Tag: journaling

The Question You Must Ask Yourself

This post will be purposely short and to the point. It originates from a bit of journaling this morning. I like to start my day with a grateful practice, but my thoughts often turn to other questions about the meaning of our existence on this planet. Enough said, here is the journal from this morning:

Journal Entry

I am grateful for being alive today, and having the opportunity to live a more fulfilling life.

The question you must ask yourself is what is the purpose of all this? What do you mean by living a more fulfilling life?

Why am I here? Is it to fulfill a destiny, serve others, or to master my own philosophy?

Maybe it is all or none of the above. Maybe it’s as the Buddha taught to end suffering.

Whose suffering? Your own and all sentient beings.

How? For me it must be by writing and actions.

It’s not much of a reach to say we all have more than one purpose for living and these can be noble or selfish, or even some combination of the two. As humans we are fairly complex, possessing desires, dreams, and sometimes selfless motives for what we do.

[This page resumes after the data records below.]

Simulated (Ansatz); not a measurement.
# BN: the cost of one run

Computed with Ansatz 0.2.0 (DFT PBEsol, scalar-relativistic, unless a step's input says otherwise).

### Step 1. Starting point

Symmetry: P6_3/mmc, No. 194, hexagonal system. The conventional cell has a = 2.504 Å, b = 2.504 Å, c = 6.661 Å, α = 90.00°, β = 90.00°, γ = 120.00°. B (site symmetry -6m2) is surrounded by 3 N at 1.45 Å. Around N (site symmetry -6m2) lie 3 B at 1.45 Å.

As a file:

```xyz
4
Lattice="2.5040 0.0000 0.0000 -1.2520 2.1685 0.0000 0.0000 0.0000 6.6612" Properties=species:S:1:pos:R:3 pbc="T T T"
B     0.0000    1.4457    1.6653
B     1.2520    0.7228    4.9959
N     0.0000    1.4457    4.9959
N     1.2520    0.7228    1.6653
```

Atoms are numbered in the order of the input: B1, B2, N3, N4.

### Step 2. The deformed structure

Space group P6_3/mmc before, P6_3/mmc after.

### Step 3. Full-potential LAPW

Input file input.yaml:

There are many noble reasons to exist including:

  • Service to your community
  • Taking care of your family
  • Showing compassion for others
  • Being more mindful and spiritual
  • Becoming a better human being through philosophy

On the other side of the coin exists our selfish or negative motives:

  • The accumulation of wealth and material things
  • Sensory desires like sex, drugs, drinking, etc.
  • The desire to punish, belittle, and criticize those that are different from us
  • Wrong thought such as anger, hate, or envy
  • A preponderance of ego; thinking you are better than everyone else

The selfless or noble motives for your life result in happiness and the selfish in destruction. The choice is always yours alone.

Namaste

Feeling Grateful

For some time now I have been keeping a grateful journal, maybe a couple years or so. In this journal I write down 4 or 5 things I am grateful for and then I read them again to myself. While I figured I was heading the in the right direction, this journaling didn’t seem to make me more grateful. In fact I was still the same pain in the ass that I was two years prior to adopting this practice, but then one day it happened. I actually started to feel grateful; I mean a full on sense of gratitude for everything in my life.

The funny thing is I don’t know exactly why, but what was different is I was feeling it, not rationally thinking about stuff I should be grateful for, but instead deeply feeling grateful. It was all about the feeling not some method of convincing myself that I need to be grateful. Maybe my previous attempts at writing down what I was grateful for were too mechanical and laden with some kind of expectation that I should be grateful. Once I started feeling grateful the journaling on gratitude become more specific and insightful. The previous journaling would be things like:

  • I’m grateful for my family
  • My home
  • My work
  • My investments……

This was like trying to brainwash myself, repeating the same old worn out shit day after day, and it didn’t work. Real felt gratitude results in deeper insights into what you are grateful for and seems to be self perpetuating, where as making up super high level stuff like I was results in nothing. You can’t brain wash yourself into being grateful, but it seems you need to feel grateful or the journaling becomes a waste of time.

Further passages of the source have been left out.